(1959; b/w, French, subtitles) The first feature-length film (the title from the French idiom "faire les quatre cents coups" translates as "to raise hell") from French New Wave director François Truffaut, winner of the Cannes Film Festival, was based on his youthful experiences.
Mischievous thirteen-year-old Antoine Doinel (Jean-Pierre Léaud) lives with his mother (Claire Maurier) and his stepfather (Albert Rémy) in a cramped apartment. Antoine and his school chum René play hooky and entertain themselves in Paris with movies, pinball, and thrill rides. After seeing is mother on the street kissing a stranger, Antoine tells his teacher he missed class because his mother died.
Found out for lying, instead of returning home he spends the night in an old printing plant and wandering the streets, stealing milk for breakfast. He goes back to school where his mother finds him and tries to win him over with confidences of her own childhood - saying school teaches useless subjects such as algebra and science, but learning French is necessary for a successful career - pointing out how her husband's and her own lack of a completed formal education have hampered their prospects. As a means of encouragement she offers her son 1000 francs if he writes a worthy essay for class. Instead he plagiarizes Balzac in a piece he writes, "My Grandfather's Death," resulting in suspension.
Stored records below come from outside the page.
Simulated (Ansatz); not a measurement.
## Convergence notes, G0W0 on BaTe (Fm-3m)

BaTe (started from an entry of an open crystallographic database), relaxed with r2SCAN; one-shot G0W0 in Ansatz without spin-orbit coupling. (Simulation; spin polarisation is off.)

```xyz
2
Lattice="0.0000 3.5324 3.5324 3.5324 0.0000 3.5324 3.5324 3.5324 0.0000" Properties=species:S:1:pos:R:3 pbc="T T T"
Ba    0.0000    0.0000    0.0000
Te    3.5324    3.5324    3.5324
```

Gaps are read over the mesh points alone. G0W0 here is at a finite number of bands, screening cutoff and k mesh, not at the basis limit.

After nearly setting fire to the apartment, Antoine receives both a threat from his stepfather to be sent to a military academy for disciplining and a frolicsome night out at the movies with his parents. Out of school with René, who intentionally gets suspended for insolence, the boys take money from René's alcoholic mother and then steal a typewriter from Antoine's stepfather's office. Unable to sell it, Antoine gets caught trying to return the typewriter. Confused and frustrated with their son, Antoine's parents turn him over to the police where he's charged with vagrancy and theft, placed in a cage with a man and three prostitutes, taken to juvenile court, and sent to an observation center for juvenile delinquents. There he tells a psychologist of his stealing from his grandmother who prevented his mother from having an abortion and helped raise him until he was eight.
Antoine escapes from his captors and runs to the shore alone.